In [None]:
! pip install --quiet spacy
! python -m spacy download en_core_web_lg

In [1]:
import pandas as pd
pd.set_option('max_colwidth', 80)

In [None]:
rus = pd.read_csv('trolls/russia_201901_1_tweets_csv_hashed.csv')
rus['tweet_time'] = rus.tweet_time.map(lambda d: pd.Timestamp(d))

In [140]:
from datetime import datetime

def _split(df, year):
    s = datetime(year=2000, month=7, day=1)
    df = df[(df['tweet_time'] > s.replace(year=year)) & 
            (df['tweet_time'] < s.replace(year=year, month=11))]
    return df.sample(750)

def split_and_label(df, splits):
    splits = [_split(df, year).assign(label = label) for year,label in splits]
    return pd.concat(splits)

In [150]:
df = split_and_label(rus, [(2016, 'y2016'), (2017, 'y2017'), (2018, 'y2018')])
X,y = df.tweet_text, df.label

In [167]:
pd.DataFrame({'tweet': X, 'label': y}).to_csv('tweets.csv')

In [161]:
from re import sub, split
from sklearn.decomposition import TruncatedSVD
from sklearn.manifold import TSNE, MDS
import seaborn as sns

def plot_embedding(V, y):
    """ Visualizes a vocabulary embedding via TSNE """
    V = TruncatedSVD(50).fit_transform(V)
    d = TSNE(metric='cosine').fit_transform(V)
    d = pd.DataFrame(d).assign(label = y.reset_index(drop=True))
    return sns.scatterplot(x = 0, y = 1, hue = 'label', data = d), d


def clean_twitter(s):
    """ Cleans Twitter specific issues
    
    Should probably clean out mentions, URLs, and RT's.
    """

    # TODO: Use regular expressions to remove unwanted
    # text and clean up our tweets to be more usable!

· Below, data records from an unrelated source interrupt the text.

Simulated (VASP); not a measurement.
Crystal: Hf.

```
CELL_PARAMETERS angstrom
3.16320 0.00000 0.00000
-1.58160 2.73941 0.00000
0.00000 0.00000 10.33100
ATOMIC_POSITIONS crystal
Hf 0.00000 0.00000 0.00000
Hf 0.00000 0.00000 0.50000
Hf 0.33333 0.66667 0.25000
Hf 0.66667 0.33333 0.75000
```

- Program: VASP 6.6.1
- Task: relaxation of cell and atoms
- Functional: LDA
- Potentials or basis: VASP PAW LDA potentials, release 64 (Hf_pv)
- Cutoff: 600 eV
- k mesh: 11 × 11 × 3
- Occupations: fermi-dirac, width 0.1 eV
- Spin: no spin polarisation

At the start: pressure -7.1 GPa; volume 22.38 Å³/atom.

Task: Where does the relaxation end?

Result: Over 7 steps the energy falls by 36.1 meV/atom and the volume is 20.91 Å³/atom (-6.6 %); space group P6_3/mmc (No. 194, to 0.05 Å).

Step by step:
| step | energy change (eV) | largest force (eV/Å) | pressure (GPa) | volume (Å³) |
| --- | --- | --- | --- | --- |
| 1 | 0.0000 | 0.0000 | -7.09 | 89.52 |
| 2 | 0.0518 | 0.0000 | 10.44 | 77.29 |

    # BONUS: Try using the library "spacy" to 
    # do further processing, such as lemmatizing
    # or replacing Named Entities with constants (i.e. "[NAMED]")
    # or adding the part of speech or dependency code to the word 

    s = s.strip().lower()
    return s

In [143]:
from sklearn.feature_extraction.text import TfidfVectorizer, CountVectorizer

In [None]:
# Let's visualize our data by using nothing but the Sklearn default
# cleaning and tokenizing

vectorizer = CountVectorizer()
V = vectorizer.fit_transform(X)
ax, d = plot_embedding(V, y)

In [None]:
# Now let's see what our cleaning has done

vectorizer = CountVectorizer(preprocessor = clean_twitter)
V = vectorizer.fit_transform(X)
ax, d = plot_embedding(V, y)

In [None]:
# Now try with TF-IDF vectorizer, and add implicit stopwords!
# Can you get things to separate in the space in a better way?